Instead of using an enable signal to pick which device is active on the bus, each device will determine whether it should handle the read or write, by setting a "claim" signal. The read outputs from all the devices are ORed together, and devices not claiming the signal set their output to zero.
The claim signals from all the devices are ORed together. On a read or write, this signal can be used to check that at least one device will handle the request. If no device will handle the request, a load/store access fault can be raised.
The (logical) bus interface is as follows:
interface data_mem_bus();
bit clk; // writes are performed on the rising clock edge
bit [31:0] addr; // the read/write address
bit [1:0] width; // the width of the read/write (byte, halfword, word)
bit [31:0] rdata; // read-data returned from device
bit [31:0] wdata; // write-data passed to device
bit write_en; // whether to perform a write (or just a read)
bit claim; // devices will claim read/write based on address/width
endinterface
The OR logic for claim
and rdata
will be handled using modports, one per device (and one for the host).
The devices on the bus are:
-
The main memory module (RAM)
-
Any memory-mapped CSRs (in particular, the timer interrupt controller)
-
Any memory-mapped peripherals
The data memory bus is only used for loads and stores (instruction fetch does not use this bus in this design).

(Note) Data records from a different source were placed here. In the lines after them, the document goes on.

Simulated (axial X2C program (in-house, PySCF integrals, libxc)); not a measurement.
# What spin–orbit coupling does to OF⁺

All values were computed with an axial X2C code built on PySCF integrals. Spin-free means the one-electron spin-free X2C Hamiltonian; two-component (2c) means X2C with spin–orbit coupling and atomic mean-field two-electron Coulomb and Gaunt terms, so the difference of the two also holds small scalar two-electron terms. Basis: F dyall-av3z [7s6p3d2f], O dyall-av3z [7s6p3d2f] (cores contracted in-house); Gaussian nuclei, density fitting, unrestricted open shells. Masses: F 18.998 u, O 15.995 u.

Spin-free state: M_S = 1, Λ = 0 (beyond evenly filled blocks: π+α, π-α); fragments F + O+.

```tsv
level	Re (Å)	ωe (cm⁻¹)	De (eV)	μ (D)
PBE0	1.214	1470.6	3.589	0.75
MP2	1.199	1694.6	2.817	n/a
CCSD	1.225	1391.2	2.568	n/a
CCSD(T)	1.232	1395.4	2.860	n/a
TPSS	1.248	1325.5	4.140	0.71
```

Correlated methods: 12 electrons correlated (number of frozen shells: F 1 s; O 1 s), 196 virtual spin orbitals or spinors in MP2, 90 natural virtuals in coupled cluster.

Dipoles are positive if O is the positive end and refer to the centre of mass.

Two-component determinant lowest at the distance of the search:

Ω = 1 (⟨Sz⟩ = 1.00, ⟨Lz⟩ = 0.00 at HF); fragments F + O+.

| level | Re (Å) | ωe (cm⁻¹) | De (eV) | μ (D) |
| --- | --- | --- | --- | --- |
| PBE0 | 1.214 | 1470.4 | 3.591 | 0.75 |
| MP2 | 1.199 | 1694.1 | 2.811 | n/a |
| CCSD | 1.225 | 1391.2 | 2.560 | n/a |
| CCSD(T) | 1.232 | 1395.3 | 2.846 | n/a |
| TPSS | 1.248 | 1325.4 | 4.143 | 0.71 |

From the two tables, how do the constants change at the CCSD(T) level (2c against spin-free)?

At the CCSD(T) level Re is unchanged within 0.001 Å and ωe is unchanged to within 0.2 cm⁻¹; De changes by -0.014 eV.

For both load and store instructions, the address is calculated by the ALU, so the addr
line is hardwired to the main ALU output. The width
field depends on the instruction, and is driven by the control unit. The write_en
line is set only for store instructions. The wdata
field is hardwired to rs2_data
, which is the only source for writes to data memory.
The claim
output is used by the control unit to potentially raise load/store access faults. The rdata
output is hardwired to the register file wrapper, which is the only user of data memory bus data (load instructions).
CSR Bus
The CSR bus is similar to the data memory bus:
interface csr_bus();
bit clk; // writes are performed on the rising clock edge
bit [11:0] addr; // the read/write address
bit [31:0] rdata; // read-data returned from a CSR device
bit [31:0] wdata; // data to be written to a CSR device
bit write_en; // whether to perform a write (or just a read)
bit claim; // devices will claim read/write based on address
endinterface
Exactly one CSR device attached to the bus will be responsible for asserting the claim signal, and either writing data or returning data. The other devices return zero on the rdata
line. All the rdata
lines for each device are ORed together to generate the bus rdata
signal (and the same for the bus claim
signal).
Only Zicsr instructions interact with the CSR bus. The addr
input always comes from a fixed position in the instruction, and is hardwired there. The write_en
input is set by the control unit. The data written back to the CSR comes from either rs1_data
, the main ALU output, or the uimm
field of the instruction (via the immediate generation module). The module selecting the resulting value for wdata
is:
/// CSR write data source selection
///
/// Depending on the value of sel, the CSR write data
/// source is chosen as follows:
///
/// 00: rs1_data, for csrrw
/// 01: main_alu_result, for csrrs, csrrc, csrrsi, csrrci
/// 10: { imm }, for csrrwi
///
module csr_wdata_sel(
input sel,
input [31:0] rs1_data, // from the register file
input [31:0] main_alu_result, // from the main ALU
input [31:0] imm, // uimm, from immediate generator
output [31:0] csr_wdata // to the CSR bus
);
The output rdata
from the CSR bus is routed to the register file wrapper (csr_rdata
), for writing to rd
, and is also routed to main ALU wrapper for use in computations that write back to the CSR. The csr_claim
signal is returned to the control unit, to check for illegal instruction (on missing CSR).